Throughout its mammoth runtime, Andrew Dominik’s Blonde (his first film in 10 years) is constantly, for better and worse, walking a tightrope between the familiar and the bizarre. In his study of the tragic life of Marilyn Monroe (portrayed here by Ana de Armas), Dominik recreates with eerie accuracy some of the most famous photographs and film scenes ever captured but, in adapting Joyce Carol Oates’s novel instead of sticking to biopic convention, also crafts a filmic biography that never looks or sounds anything like its genre stablemates. It’s this stylistic and formal ambition, alongside Armas’s incredible performance, that keeps Blonde afloat, though its relentless cruelty and razor-sharp edges keep you at arms’ length, making for a choppy three hour ride.

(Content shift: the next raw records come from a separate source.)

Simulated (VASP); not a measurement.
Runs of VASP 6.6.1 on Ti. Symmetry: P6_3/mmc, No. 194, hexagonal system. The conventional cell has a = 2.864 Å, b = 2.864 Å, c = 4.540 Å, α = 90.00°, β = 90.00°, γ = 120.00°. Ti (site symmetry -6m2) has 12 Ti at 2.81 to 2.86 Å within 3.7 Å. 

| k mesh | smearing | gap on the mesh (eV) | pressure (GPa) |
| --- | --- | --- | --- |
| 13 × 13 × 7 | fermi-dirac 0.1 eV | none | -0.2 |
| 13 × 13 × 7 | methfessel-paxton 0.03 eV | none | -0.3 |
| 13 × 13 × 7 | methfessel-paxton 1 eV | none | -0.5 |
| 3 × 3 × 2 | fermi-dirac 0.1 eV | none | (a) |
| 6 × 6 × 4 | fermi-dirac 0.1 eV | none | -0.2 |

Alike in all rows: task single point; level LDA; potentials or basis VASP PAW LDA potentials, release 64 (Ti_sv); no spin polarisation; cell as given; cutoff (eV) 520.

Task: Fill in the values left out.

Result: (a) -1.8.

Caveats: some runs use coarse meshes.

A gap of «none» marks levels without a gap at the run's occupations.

In his one concession to convention, Dominik starts Monroe’s story at the very beginning with her childhood as Norma Jeane Baker and the chaotic trauma wrought upon her by her abusive and unstable mother (Julianne Nicholson, on very intense form). Blonde treats these maternal failures – and the related paternal abandonment – as its original sin, the disaster which cursed Norma’s life and Marilyn’s career and the foundation of all the many, many traumas to follow as a woman not just in the public eye, but trapped within its gaping maw.
Almost everyone Marilyn encounters – and this includes Dominik’s camera, often skulking and tracking Armas like an ambush predator – is treacherous, lecherous, or both, and Blonde really puts her, and the audience, through the wringer. Multiple rapes and forced abortions – Marilyn’s conversations with her unborn fetus are sure to prove the most controversial scenes and I thought carried a very ugly charge – not to mention two shots from inside her vagina, frame Marilyn as an almost perpetual victim, always looking for a new ‘daddy’ to rescue her.
In the hands of a less capable lead performance, the lack of agency afforded to Marilyn could have been entirely lethal to the film, but Armas is simply extraordinary, inhabiting both Norma and Marilyn in such a way that, at times, it can feel less a performance than a possession. Blonde posits the persona of Marilyn as a coping device or protective shield for Norma, and is direct in its treatment of the two as almost separate characters, in both of whose shoes Armas proves completely comfortable. The scenes of Marilyn shooting Some Like It Hot, in particular, are genuinely uncanny, and the choice to have Armas keep her natural accent and add the iconic Monroe breathiness rather than go for a straight impression is inspired, avoiding cheap parody and feeling more authentic in the process.
It’s a sad and jagged performance for a sad and jagged film, edited for maximum discomfort. Dominik is constantly switching from colour to black-and-white, dialling up saturation and contrast, and shifting aspect ratios. It keeps Blonde visually unpredictable, though the one constant is that it is always absolutely gorgeous. Alongside DOP Chayse Irvin, Dominik conjures some of the year’s most unforgettable compositions, from unsparing crystalline close-ups to surreal, room-melting sex scenes. It would be impossible to fully dismiss any film that just always looks so damn good and the juxtaposition of these beautiful framings and their often horrible content makes Dominik’s point of spoiled facades bluntly but effectively.
Blonde always impressed me on a purely technical level, be that Armas’s performance or Dominik’s almost unparalleled visual confidence, but I can’t actually say I ever much enjoyed my time with it. The cruelty on display here may be the point, but its relentlessness, combined with just how frequently Armas has to be naked and look terrified, eventually sours. Throughout Blonde, Dominik critiques the way that Marilyn’s audiences never saw her beyond a surface level but – despite his undeniable formal mastery and Armas bringing a heartrending depth that she’s not given on the page – I’m not quite sure he has either.